CONDITIONS at secondary school are so bad plaster “literally falls from the ceiling and walls onto pupils’ desks”.
That is according to a teacher, who has worked at St Albans Roman Catholic High School, in Pontypool, for 23 years and said colleagues and pupils have to “work in an environment that poses daily health and safety risks”.
They had outlined their experiences in an anonymised letter to councillors pleading for funding for a replacement building, and highlighted other dangers including from electrical fires.
They wrote: “In some classrooms, mushrooms are sprouting from the walls while in winter, classrooms are so cold pupils wear coats to keep warm and let’s not forget the evacuations of the school buildings that have needed to happen because of fires caused by wiring that needs replacing.”
Staff and pupils were evacuated from the school in April 2022 when an electrical fire broke out.
The teacher also outlined the impact on the school budget of having to keep carrying out repairs to the grade II-listed building: “Money for educational equipment such as pens, paper and books is not as readily available as it should be. As teachers we work with minimal supplies, a limited photocopying budget, and frequently resort to buying resources for our classrooms from our own pockets.”
They added: “All schools should be able to prioritise spending their budget on the teaching and learning of the pupils, not on futile attempts to cover up cracks in the crumbling walls.”
The letter concluded with a warning that: “St Alban’s needs and deserves a new school or it will only be a matter of time before something catastrophic happens as a result of buildings that are no longer able to have plasters stuck onto their gaping wounds to sustain them.”
A parent supplied a photograph of mushrooms on the wall of a classroom taken by their daughter, who left the school in 2022, and said how she was distracted from lessons by the condition of the building.

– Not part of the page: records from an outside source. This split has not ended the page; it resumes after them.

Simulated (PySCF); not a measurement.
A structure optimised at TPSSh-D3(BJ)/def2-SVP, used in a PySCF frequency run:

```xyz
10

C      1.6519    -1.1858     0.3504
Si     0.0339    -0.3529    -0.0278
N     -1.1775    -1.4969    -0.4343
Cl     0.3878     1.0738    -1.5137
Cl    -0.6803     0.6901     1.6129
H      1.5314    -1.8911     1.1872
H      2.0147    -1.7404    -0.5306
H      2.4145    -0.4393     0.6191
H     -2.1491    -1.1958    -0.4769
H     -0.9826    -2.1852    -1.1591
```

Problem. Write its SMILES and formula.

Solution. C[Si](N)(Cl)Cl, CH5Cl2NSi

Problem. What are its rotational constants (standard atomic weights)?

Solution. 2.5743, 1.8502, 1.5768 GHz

The school’s site manager said they were in two minds over sending their son to the school this September.
They said: “I battled with it is because of the state of the buildings and the awful teaching spaces that teachers and pupils have to work in – how many employees of Torfaen can say they work in classrooms and offices where mould is visibly growing on walls? Or when it’s cold have to have electric heaters plugged into the walls alongside the central heating and still struggle to get the classrooms to 18 degrees, I see first-hand teachers teaching pupils who all have their coats on.”
One former pupil who attended the 11 to 16 school from 2012 to 2017 catalogued a series of incidents from their schooldays including heavily rainfall leaking into the science block, a ceiling “breaking away” before eventually collapsing overnight while the parent of a current pupil said they want their child not to have to “endure bad smells in certain rooms”.
Nearly all of the letters praised the standard of teaching at St Alban’s and many described it as the best performing school in Torfaen and highlighted the pastoral support for pupils.
Torfaen council is in discussions with the Archdiocese of Cardiff, which is responsible for the school, on funding for a rebuild or replacement but says it doesn’t have the money to contribute, though 85 per cent funding could be available from the Welsh Government.